Cat portraiture, holographic cats, and live kittens up for adoption mingled together at the opening of “The Cat Show” at White Columns. The show, organized in partnership with Social Tees Animal Rescue, brings together the work of 50 artists in a dizzying display of cat devotion. Curator Rhonda Lieberman proudly claims in the “zine” catalogue, “If you love one cat, how can you not love them all? This was my awakening as a cat lady.” For all the cat-themed memes and videos saturating Internet culture, she writes, there could be more in the way of actual care for the kitties, hence a show about all things cat.
Rhonda Lieberman
Silly and irreverent at times, “The Cat Show” includes everything from a Cory Arcangel video of cats playing the piano to a bust hanging over the entryway wearing a knit sweater: I [Heart] My Feral Cat. Some are sexy cats (Richard Prince’s “Adults Only” book cover illustration, or Marilyn Minter’s Cat’s Eye); some are sweet (Laura Owen’s and Elizabeth Peyton’s paintings); and some are more impressionistic (Mark Leckey’s animation Flix, of a black cartoon cat tail wagging on endless loop).
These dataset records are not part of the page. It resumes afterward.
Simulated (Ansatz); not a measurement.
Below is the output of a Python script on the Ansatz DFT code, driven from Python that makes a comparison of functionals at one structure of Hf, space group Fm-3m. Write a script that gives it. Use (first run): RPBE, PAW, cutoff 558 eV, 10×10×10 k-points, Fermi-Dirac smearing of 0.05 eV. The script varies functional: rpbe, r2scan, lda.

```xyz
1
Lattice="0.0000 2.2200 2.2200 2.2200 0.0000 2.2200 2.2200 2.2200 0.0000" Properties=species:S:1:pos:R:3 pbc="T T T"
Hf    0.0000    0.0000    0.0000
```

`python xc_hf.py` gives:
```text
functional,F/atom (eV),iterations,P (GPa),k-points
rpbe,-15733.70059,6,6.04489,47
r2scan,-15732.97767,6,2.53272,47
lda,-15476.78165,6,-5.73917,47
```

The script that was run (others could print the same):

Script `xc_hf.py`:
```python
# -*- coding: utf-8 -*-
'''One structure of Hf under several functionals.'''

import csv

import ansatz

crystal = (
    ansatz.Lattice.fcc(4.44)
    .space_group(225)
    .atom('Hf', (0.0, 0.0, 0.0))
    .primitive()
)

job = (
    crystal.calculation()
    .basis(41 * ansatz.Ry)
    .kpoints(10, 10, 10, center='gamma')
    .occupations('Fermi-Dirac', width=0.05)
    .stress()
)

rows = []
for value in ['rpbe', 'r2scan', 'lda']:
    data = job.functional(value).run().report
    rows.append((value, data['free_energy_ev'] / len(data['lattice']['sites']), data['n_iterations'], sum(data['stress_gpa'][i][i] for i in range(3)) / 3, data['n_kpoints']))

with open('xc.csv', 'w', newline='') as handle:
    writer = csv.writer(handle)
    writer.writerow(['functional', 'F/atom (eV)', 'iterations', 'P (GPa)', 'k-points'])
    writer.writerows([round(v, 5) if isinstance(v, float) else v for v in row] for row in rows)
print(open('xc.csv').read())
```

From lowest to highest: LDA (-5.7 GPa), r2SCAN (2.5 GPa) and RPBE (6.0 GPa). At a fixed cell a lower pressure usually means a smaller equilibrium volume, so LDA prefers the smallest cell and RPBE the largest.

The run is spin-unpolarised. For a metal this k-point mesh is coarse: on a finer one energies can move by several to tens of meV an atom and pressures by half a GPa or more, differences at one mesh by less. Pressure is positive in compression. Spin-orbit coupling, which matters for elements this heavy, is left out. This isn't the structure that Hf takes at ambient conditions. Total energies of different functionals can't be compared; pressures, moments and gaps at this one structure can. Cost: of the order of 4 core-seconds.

Laura Owens, "Untitled," 2004
Most popular for iPhone photo-snapping were Antoine Catala’s hologram (in which a cartoon cat head spins over a porcelain body), a shrine of cat katchkes, and of course, the kittens up for adoption, particularly some tiny black and gray cats who couldn’t stop pawing at each other. (“Those two have to go together, that’s the rule,” a man said.) The 10 cats make up “The Cats-in-Residence Program”—actually rescue cats ready to be taken home—but renamed monikers such as Jaspurr Johns, Bruce Meowman, Claws Oldenburg, and, well, Alex Katz.
Cats-in-Residence Program
The hilarious catalogue, too, is a real treat. Stapled together and printed on standard copy paper, it’s a DIY fanzine for felines, complete with collages and top-ten lists. With an intro by Lieberman on her descent into cat-dom (Of James Turrell’s Meeting at PS1, Lieberman writes, “This piece could only be improved by a cat”), it also includes essays like “Ode to Cat Ladies” or Amy Taubin’s “Cats Who Have Lived with Me.”
Despite the heavy rain, the opening drew a sizable, albeit damp, crowd. And in a fitting twist, when the rain turned into a downpour, it was the humans who didn’t want to get wet.